In the case of the Netherlands, their extraction industry gave them a false sense of economic security until they realized that they had to develop a sustainable manufacturing economic base.

In the case of the Philippines, is the over $15 billion remittances from the OFWs giving us a false sense of economic security – they benefit participants (from investors to consumers and everyone between them) in our consumer-driven economy but have not achieved our national development goal of reducing poverty to 17%; that we have yet to develop a larger, more sustainable income stream? Or why the OFWs declared: “The Philippine trade union movement takes issue with the way the government has exploited the Filipino migrant and contract workers over the years,” in a manifesto circulated during the international forum on migration in Manila in October, 2008?
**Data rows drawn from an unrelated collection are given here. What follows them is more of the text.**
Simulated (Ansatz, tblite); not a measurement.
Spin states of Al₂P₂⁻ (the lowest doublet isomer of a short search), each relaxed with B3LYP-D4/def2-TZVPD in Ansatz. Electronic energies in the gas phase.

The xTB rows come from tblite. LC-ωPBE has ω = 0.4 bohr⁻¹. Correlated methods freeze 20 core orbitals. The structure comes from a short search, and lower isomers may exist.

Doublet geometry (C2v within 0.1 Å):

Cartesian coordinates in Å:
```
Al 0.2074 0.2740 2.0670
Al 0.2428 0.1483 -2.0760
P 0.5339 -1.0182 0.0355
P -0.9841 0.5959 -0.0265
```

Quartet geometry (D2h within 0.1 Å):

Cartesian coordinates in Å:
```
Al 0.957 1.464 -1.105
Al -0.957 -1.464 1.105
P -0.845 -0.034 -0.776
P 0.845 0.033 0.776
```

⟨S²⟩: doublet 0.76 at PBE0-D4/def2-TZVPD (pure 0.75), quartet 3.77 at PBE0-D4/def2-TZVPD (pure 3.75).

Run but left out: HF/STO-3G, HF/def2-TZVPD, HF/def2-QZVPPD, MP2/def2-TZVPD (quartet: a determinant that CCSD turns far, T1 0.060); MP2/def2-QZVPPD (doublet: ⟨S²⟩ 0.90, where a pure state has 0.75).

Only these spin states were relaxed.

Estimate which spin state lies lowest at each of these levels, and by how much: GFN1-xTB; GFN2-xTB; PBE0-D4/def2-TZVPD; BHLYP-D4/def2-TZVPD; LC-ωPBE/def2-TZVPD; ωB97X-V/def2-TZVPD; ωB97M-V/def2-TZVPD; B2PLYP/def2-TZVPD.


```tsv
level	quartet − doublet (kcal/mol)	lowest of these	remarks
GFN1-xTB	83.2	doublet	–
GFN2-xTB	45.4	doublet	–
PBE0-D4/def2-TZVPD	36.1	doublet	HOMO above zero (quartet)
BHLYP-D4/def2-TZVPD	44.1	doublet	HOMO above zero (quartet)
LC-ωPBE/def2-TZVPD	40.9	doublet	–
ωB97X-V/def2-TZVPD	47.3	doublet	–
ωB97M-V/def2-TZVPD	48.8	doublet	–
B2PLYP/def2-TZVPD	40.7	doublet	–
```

If private business struggles to manage change clearly the public sector (or the country at large) faces an even greater challenge whenever it attempts change. For example it will take some doing for us to witness the realization of: Lee Kuan Yew’s exhortation about discipline; Nobel Prize-winning economist Paul Krugman‘s prescription that “the only way to achieve long term sustainable growth was to have much higher export growth, by attaining export competitiveness” – c/o Cielito Habito, October 19, 2008, Inquirer; and a UK business group’s suggestions on how to encourage greater foreign investments.

The Kosovo war gave pause to the Europeans to the point of embarrassment. Why did it take the Americans to lead the efforts to deal with a conflict within their borders?

In private conversations Europeans were entertaining self-doubt: Are we not over religious persecution yet? Did we not resolve not to allow any more adventurers to disturb the peace in Europe? What do the Americans have that we don’t have? Why is America more progressive? Surely it has nothing to do with brainpower because we had led the world for centuries? Are we too tied down to our proud and glorious past and heritage that we have yet to learn to look forward?

Since then the world has seen the European Union evolve into a more cohesive union while continuing to deal with the challenges inherent in such a human undertaking. Hence the label “Old Europe” is invoked to guard against any tendencies to look back as opposed to looking forward.

Today Americans are themselves entertaining self-doubt and the new president (Obama) has his hands full – aggressively driving his economic agenda beyond the stimulus plan; while the rest of the world has not been spared by the global economic meltdown – with bankruptcies mounting and unemployment in every other country soaring closer if not yet at double-digit levels – clearly traceable to the excesses and greed that Americans acknowledge were “Made in USA”.

The Philippines is experiencing these fallouts first-hand (and local news reports and commentaries are becoming pessimistic even when our initial reactions sounded quite positive) and whatever efforts we had exerted before would not suffice given the enormity of the challenge the world is and by extension we are facing? (The NEDA director in a recent Q&A in Malacanang pointed out that we could not isolate ourselves from the rest of the world given that oil imports account for a large chunk of our foreign exchange needs, among others.)

It is understandable that countries big and small are manifesting a knee-jerk reaction to the global financial crisis: we will protect our interests first. It is noteworthy that level-headed world leaders have expressed opposition to protectionist thoughts by the U.S. and France to name just a couple. The reality, as the NEDA director expressed by using our oil imports as an example, is that the world is interconnected.

As a country we have to deal with the here and now and we are fortunate that we have the OFWs’ remittances – they have been the engine of our economy; and at the same time provide our needed foreign exchange reserves. But the challenge we have as does the rest of the world is both the here and now and the ensuing economic order.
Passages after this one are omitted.